Thursday, December 22, 2011

Kosovo: Recent Press

Over the past few days, B-92 and Blic have carried comment by me on the EU, Serbia and Kosovo.  The B-92 article comes from the TransConflict piece originally posted here.   The Blic article comes from an interview.  For completness, I repeat it below in the original English.  (Note: The word "partition" is used with care in my original version to avoid appearing to endorse that approach or any other.)

1. Do you think that the idea of dividing Kosovo damaged the position of Serbia on the international scene in a sense that big powers like USA and Germany put so much pressure on Serbia to prevent the division?

The division of Kosovo - on the ground along the Ibar River and politically between Belgrade and Pristina over status of Kosovo - is a reality and it seems to me that this is what has caused the difficulty.  The question is how is that division is to be handled.  Partition would be only one possibility.  A special status for the north is another.  The possibility of sharing sovereignty is a separate possibility.  The core issue is not Serbia's position on Kosovo but the inability of the countries supporting Pristina - the Quint - to accept that the people of the north will not accept simple incorporation into rule by Pristina and Serbia cannot simply surrender Kosovo.  Germany and the US appear to prefer imposing that and this is the problem.  It prevents compromise and - through any use of force - could lead to further conflict.
 
2. Do you think that clear mesage of President Tadic that he gave up of the idea of division could open the door for negotiations or talks about sovereignty of institution in the North Kosovo or some kind of stronger autonomy for Serbs?


No, I don't because in itself it does not meet German requirements for allowing Serbian candidacy.  Germany is demanding that Serbia give up the north, abolish its Serbian local institutions, give the "border" to Kosovo (through "joint" control), and bring down the barricades without EULEX agreeing to behave in a status neutral fashion.  Can President Tadic do that?  Unless he can, it seems Germany's hardline position will remain the determining factor in any EU approach.

3. How would you asses the possibility of talks about that and in which format (UN, EU, without Russsia...)?

Talks on making progress on the north could take any format.  The more important issue is the stance of the Quint and especially the US.  As long as the US supports and encourages Pristina to hold out for 100% of what it wants - abolishing the "parallel" institutions, creating a "border" in the north and implementing Ahtisaari there in the same form it has south of the Ibar - the Kosovo side will not be open to compromise.  You cannot have real negotiations unless both sides are ready to compromise.

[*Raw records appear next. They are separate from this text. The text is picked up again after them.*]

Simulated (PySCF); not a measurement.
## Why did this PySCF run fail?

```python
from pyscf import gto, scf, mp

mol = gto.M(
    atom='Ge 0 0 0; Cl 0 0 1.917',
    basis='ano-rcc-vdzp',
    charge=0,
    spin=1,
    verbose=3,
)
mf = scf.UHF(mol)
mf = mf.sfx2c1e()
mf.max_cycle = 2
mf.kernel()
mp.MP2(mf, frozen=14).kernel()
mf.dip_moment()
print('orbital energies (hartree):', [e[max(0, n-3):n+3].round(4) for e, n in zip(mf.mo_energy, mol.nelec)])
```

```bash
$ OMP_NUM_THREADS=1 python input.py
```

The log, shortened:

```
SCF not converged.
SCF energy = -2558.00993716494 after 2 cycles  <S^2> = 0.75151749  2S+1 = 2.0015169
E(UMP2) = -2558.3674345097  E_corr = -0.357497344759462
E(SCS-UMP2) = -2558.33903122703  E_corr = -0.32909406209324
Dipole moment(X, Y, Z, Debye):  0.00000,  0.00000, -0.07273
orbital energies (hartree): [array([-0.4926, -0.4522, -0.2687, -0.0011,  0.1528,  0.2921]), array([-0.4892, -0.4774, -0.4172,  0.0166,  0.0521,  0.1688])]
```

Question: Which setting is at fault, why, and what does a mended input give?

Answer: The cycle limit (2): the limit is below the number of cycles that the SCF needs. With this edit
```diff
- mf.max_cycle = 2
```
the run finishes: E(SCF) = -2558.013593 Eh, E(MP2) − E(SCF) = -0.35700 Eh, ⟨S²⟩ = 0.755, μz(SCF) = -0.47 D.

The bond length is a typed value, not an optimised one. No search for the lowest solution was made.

4. Would you please explain your idea of double sovereignty in the North of Kosovo?

The possibility of dual sovereignty might actually be applied more to the Kosovo status issue as a whole.  In other words, allow both sides to claim sovereignty of Kosovo.  Serbia would stop blocking Kosovo membership in international organizations and each member of the international community would continue to decide for itself whether to recognize Kosovo or not.  Serbia could continue to play a role in Kosovo vis-a-vis Kosovo Serbs per the Ahtisaari Plan.  (Practical support and cooperation with Kosovo Serb majority municipalities in Kosovo need not entail political questions of status.)  Both Serbia and Kosovo could control the common boundary.  All of this while continuing to disagree on status and without Serbia recognizing Kosovo as an independent country.  Any special arrangement for the north would fit inside this approach.  Dual sovereignty over just the north would be a form of partition and probably not acceptable.



1 comments:

  1. Please bear in mind that both B-92 and Blic strongly favor the current government (or even the "liberal-democrat" fanatics condemning Tadic as not capitulating enough), so their questions reveal more about their politics than anything else...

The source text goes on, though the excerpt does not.